The argument for the flat tax focuses on several arguments:
1. It eliminates special- interests by treating all taxpayers equally. Taxpayers will no longer be able to "scam the system by hiring enough lawyers, accountants and lobbyists."
2. It will boost economic growth by allowing businesses and investors to invest more money (saved by not giving as much money in taxes) into other businesses and ventures.
3. It eliminates the capital gains tax, the estate tax (other people call it the "death tax"), and double taxes on savings (taxed once when you earn it and it's deposited into the bank and then twice at the end of the year as part of your income though it already is in your bank account).
4. It's amazingly simple. Household income tax forms are now done on a postcard. It also treats all businesses the same: "Microsoft to a hot dog stand would play by the same rules."
Arguments for the progressive tax include:
1. All Americans benefit from two of our government's responsibilities, protection (police, firefighters, public health, military) and empowerment (roads, public education, banking system for loans and economic stability, SEC for the stock market, courts, national parks, public buildings, etc.), and they should be available to everyone. We are financially responsible to maintain these so that they may be used for the common good. These protections are maintained through taxes.
2. The wealthy (corporations, investors and other wealthy individuals) pay more into the system because "our taxes create and sustain, [and] empower the wealthy in myriad ways to create their wealth." In other words, they have benefited from the system in place, they should pay to maintain it.
"Consider Bill Gates...Though he has undoubtedly benefited from his unusual
intelligence and business acumen, he could not have created or sustained his
personal wealth without the common wealth [of the United States]. The legal
system protected Microsoft's intellectual property and contracts. The
tax-supported financial infrastructure (phones, electricity, Internet) enabled
him to access capital markets and trade his stock in a market in which investors
have confidence. He built his company with many employees educated in public
schools and universities. Tax-funded research helped develop computer science
and the internet..." and so on.
3. The wealthy are morally obligated to sustain the American system b/c they benefit more from it than the average American. "Ordinary people rarely use the courts; most of the courts are used for corporate law and contract disputes." Therefore, the rich pay more than the poor or middle class b/c the rich utilize the system more often to create and sustain their wealth.

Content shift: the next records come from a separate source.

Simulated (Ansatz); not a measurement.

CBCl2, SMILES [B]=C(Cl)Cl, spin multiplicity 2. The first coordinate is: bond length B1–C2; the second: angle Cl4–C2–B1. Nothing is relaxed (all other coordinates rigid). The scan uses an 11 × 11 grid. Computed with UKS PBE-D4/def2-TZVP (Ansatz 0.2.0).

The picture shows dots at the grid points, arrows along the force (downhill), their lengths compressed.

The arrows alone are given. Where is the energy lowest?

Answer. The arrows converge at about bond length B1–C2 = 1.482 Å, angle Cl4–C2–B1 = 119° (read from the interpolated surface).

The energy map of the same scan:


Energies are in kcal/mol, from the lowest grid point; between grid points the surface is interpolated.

So, I think we have two very persuasive arguments here, but I think we're missing the real questions that we should be asking. The questions we should be asking are:
1. What are we spending our money on?
2. Why are we spending so much of our money instead of letting the American people spend it? 3. Why do we have such a huge national debt?
4. What can we do about it? Are you willing to take on this muckraking project w/ me?
We can educate Groves H.S. about the amount of money spent by our government. We can pressure our Congressmen and women about spending too much. You are the future voters. Get educated now about the National Debt.